Finance firms should not be forced by regulators to change location after Britain leaves the European Union in 2019, Andrew Bailey, chief executive of the UK’s Financial Conduct Authority told a Reuters Newsmaker event on Thursday.
Banks, insurers and asset managers based in Britain are already making contingency plans to shift some operations to continental Europe after Brexit takes effect in case access to the EU single market is closed off.
But Bailey said Britain and the EU are in a position to preserve free trade for financial services, meaning such moves need not happen.
“Firms should be able to take their own decisions on where they locate, subject to appropriate regulatory arrangements being in place which preserve the public interest,” Bailey said, in his first major speech on Brexit since Britain triggered the formal EU divorce proceedings in March.
“Authorities should not dictate the location of firms,” he told an audience in Canary Wharf, home to some of the world’s biggest banks.
Future financial sector relations between Britain and the EU should be based on “mutual recognition” or regulatory cooperation “but not exact mirroring” of rules, Bailey said.
Frankfurt, Paris, Amsterdam, Luxembourg and Dublin are all vying for a slice of Britain’s financial services industry after Brexit. Bailey said such competition was good.
But he also said Brexit should not be used as an excuse to restrict the ability to have open markets and freedom of location.

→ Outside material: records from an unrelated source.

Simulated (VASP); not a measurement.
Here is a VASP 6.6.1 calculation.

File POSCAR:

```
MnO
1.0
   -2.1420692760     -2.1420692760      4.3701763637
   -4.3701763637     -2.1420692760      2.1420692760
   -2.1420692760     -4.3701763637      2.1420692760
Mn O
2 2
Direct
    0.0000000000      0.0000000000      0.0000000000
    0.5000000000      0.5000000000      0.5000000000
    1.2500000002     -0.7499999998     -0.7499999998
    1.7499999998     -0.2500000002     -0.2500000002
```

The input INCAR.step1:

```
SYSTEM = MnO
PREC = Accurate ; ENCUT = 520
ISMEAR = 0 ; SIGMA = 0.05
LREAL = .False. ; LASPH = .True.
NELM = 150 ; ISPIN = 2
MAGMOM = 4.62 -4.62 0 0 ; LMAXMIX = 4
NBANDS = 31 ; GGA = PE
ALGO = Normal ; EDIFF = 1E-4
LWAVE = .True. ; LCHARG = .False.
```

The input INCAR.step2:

“The roots exist to come out with sensible outcomes on this.”
Some companies have already announced plans to move people to continental European locations to retain access to the EU single market. Bailey said a transition period based on current trading arrangements was needed this year.
This would avoid a “regrettable” situation whereby firms had to “press the button” on moves to the EU before they know what the outcome of Britain’s negotiations with the bloc will be.